In fact, my instinct has been a deep and strong aversion to the idea of algorithmic authors taking over the world of writing. I’ve been a little shocked by the strength of feeling it has aroused in me.
Perhaps it’s mere self-preservation that’s provoking my ire. The knowledge that it’s not just the inches I can pinch around my middle-aged paunch that could pose a threat to my future. That my career, identity and livelihood as a writer, communicator and storyteller is potentially under threat from AI over the long-term.
That would be an understandable response. On the face of it, automating certain writing tasks can bring obvious benefits. It can save time and money and allow for a creation of scale that it’s difficult to compete with if you’re a mere human being. Who wouldn’t be troubled by the sight of a shiny new robot walking into their virtual office, throwing their favourite coffee mug in the bin and starting to work around the clock?
I can see the case for automation of more functional writing tasks. Drafting forms, T&C’s, some surveys etc. are laborious and AI has a place in helping to make those processes easier. I’m not about to storm the virtual textile factories and smash the digital looms in opposition to that.
It’s more than my own economic self-preservation. The unease runs far deeper.
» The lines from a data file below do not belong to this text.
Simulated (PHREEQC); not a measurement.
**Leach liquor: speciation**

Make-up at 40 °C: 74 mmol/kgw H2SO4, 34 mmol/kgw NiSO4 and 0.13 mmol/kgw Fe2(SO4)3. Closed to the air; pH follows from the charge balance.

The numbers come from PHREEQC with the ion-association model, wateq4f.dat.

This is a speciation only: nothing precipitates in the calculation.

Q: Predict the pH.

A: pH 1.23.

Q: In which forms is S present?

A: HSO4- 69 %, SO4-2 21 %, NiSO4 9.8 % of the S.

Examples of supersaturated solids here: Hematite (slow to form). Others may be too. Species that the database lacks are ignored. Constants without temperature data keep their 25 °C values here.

Windows into the world around us
My whole life has been dedicated to exploring the art of writing, communication, and storytelling. I have come to understand how they shape us and the world around us. When we write we tell each other stories about how each of us are experiencing life.
Without this act of sharing, each of us is doomed to experiencing life alone. So, we communicate with each other to orientate ourselves through the world and understand how we fit in as we move through it.
Writing offers us alternative views. Not just information to satisfy Maslow’s hierarchy of needs but to enrich our lives, to connect with others, feel empathy and emotion, and with that, understand deepen and enrich our own human experience. Writing opens small windows into what is happening around us, bringing colour, vibrancy and meaning to everything we do.
In the bestselling book ‘The Power of Myth’ (1988) Joseph Campbell (renowned writer, professor of literature and expert in myth) is in conversation with journalist Bill Moyers. Both discuss the importance of myth in the modern world making the point that;
‘…what human beings have in common is revealed in myths. Myths are stories of our search through the ages for truth, for meaning, for significance. We all need to tell our story and understand our story. We all need help in our passages from birth to life and then to death. We need for life to signify, to touch the eternal, to understand the mysterious, to find out who we are.’
I don’t know about you but that confirms for me that writing is far too important to be simply left to an AI platform Microsoft is building to benefit shareholders.
There is no connection available
Anyone with a smartphone will tell you that our experience of big tech exists on a knife edge. On the one hand it has opened a world of possibilities, on the other there is a sense the march of the algorithms is palely imitating, and weakening, real human interactions.
There is a growing sense that we need a collective digital detox. That we need to be vigilant and mitigate and manage the impact that convenience tech is having on our lives and our human relationships.
And this is the rub for everyone. It is also the reassuring silver lining for comms professionals. As Nick Cave so astutely said, data does not suffer. And if data doesn’t suffer, why would I care about what it writes?
The truth is that I don’t and I won’t.
As pointed out above, there is a place for AI with simpler writing tasks. But when it comes to writing and communication designed to reach people, inspire emotion, and action we need connection not convenience. For that reason, over time, I can see people rejecting the notion of writing and comms produced solely by AI.
Ghosts in a machine are a pale imitation of a beating human heart.
Just before I was born 40 years ago the film Bladerunner (1982) was released. In the acclaimed final scene, a ‘Replicant’ robot played by Rutger Hauer reflects on his own existence and holds a mirror up to a helpless Harrison Ford and the rest of humanity. Just before he dies, he is painfully aware of the rich experiences of his existence he hasn’t been able to share;
“I’ve seen things you people wouldn’t believe… Attack ships on fire off the shoulder of Orion… I watched C-beams glitter in the dark near the Tannhauser Gate. All those moments will be lost in time, like tears in rain.”
Convenience at all costs? Be careful what you wish for.